At only seven years old, Virginia is taken from her family. She is taken from her home, which is inside a small mud-walled hut that she shares with her parents, her brother and sister, their guinea pigs, and her goat. She is taken from her life outside where she pastures her sheep in the valley, works in the corn and potato fields, and plays beneath the mountain that looms over the village. Virginia, who is an indígena (an indigenous person), is taken away from everyone, everything, and every place she has known - to become a servant for a Spanish-descended mestizo couple and their child.
The Queen of Water by Laura Resau and María Virginia Farinango is a novel based on the true story of María Virginia's incredible childhood journey. It explores the hard lines that are drawn between class and ethnicity, the brutality of accepting and perpetuating stereotypes, and the incredible strength and wisdom of one girl as she redraws those lines and finally emerges as a whole and grounded young woman.
This book pulls no punches. It does not sugar-coat María Virginia's experiences as a servant for a middle class mestizo family. She is dealt a cruel hand, and Laura Resau deftly writes about the details of her abuse - both physical and emotional - and her dreams of escaping her situation. Not easy stuff to read. But Laura also lyrically writes about Virginia's courage and determination - to learn to read, to understand science, to leave her abusive situation, to become the person she is meant to become - and the ways in which she slowly achieves these goals. An amazing story.

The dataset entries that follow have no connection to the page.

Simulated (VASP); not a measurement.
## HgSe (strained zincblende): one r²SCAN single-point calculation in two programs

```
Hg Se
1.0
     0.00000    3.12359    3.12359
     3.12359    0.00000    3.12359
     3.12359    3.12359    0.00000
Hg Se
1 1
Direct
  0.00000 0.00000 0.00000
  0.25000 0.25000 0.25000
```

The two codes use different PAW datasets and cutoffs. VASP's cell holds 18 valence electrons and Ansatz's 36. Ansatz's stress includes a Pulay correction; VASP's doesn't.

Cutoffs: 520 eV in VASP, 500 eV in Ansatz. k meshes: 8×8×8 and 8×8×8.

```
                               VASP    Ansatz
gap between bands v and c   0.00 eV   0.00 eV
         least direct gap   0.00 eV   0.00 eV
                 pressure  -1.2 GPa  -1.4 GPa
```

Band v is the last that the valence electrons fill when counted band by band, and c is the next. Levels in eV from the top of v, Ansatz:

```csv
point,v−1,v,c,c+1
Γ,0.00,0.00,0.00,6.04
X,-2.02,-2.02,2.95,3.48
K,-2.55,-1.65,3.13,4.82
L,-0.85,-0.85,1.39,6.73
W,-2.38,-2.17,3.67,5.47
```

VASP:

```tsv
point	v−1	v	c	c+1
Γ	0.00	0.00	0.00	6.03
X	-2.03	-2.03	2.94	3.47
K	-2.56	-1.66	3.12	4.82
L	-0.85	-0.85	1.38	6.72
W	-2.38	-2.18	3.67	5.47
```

The book is a true collaboration between Laura and María Virginia. It is clear that over the course of working together, these two women found a deep respect for one another, a balance in their distinctive roles, and a way to share the weight of this incredible story. And this collaboration is, hands down, the most extraordinary thing about the book.
Because they were both so present at the time, Resau and Farinango were able to weave their skills and talents together, which now allows the story to unfold, page by page, in a very immediate way, enabling the reader to be present too. And so the reader is also able to participate in the collaboration.
And what a collaboration! María Virginia is a person who defies categories. She has a foot in each world - indígena and mestizo - and still creates a space that is brand new. Like water, she flows, changes, adapts, and carves out her own space in this world.
The Queen of Water is a story for anyone who has ever felt caught between worlds or for anyone wanting that experience. It is a lyrical, moving, honest, and, yes, exceptionally present book.
About the Authors
With a background in cultural anthropology and ESL-teaching, author Laura Resau has lived and traveled in Latin America and Europe. Her experiences inspired her novels, among them: What the Moon Saw, The Indigo Notebook, and The Queen of Water. She lives with her husband and toddler in Colorado, and she donates a portion of her royalties to indigenous rights organizations in Latin America. For more information, please visit her bio page.
María Virginia Farinango was born in a small Quichua community in the Ecuadorian Andes. The Queen of Water is based on the true story of her girlhood and her struggle to find her place between two cultures. She is now working toward a degree in psychology and lives in Otavalo with her husband and her son. For more information, please visit her bio page.
Photo credit: Tina Wood (Resau)
Photo credit: Ken Burgess (Farninango)
This review was originally published in May 2011, and has been updated for the March 2012 paperback release. Click here to go to this issue.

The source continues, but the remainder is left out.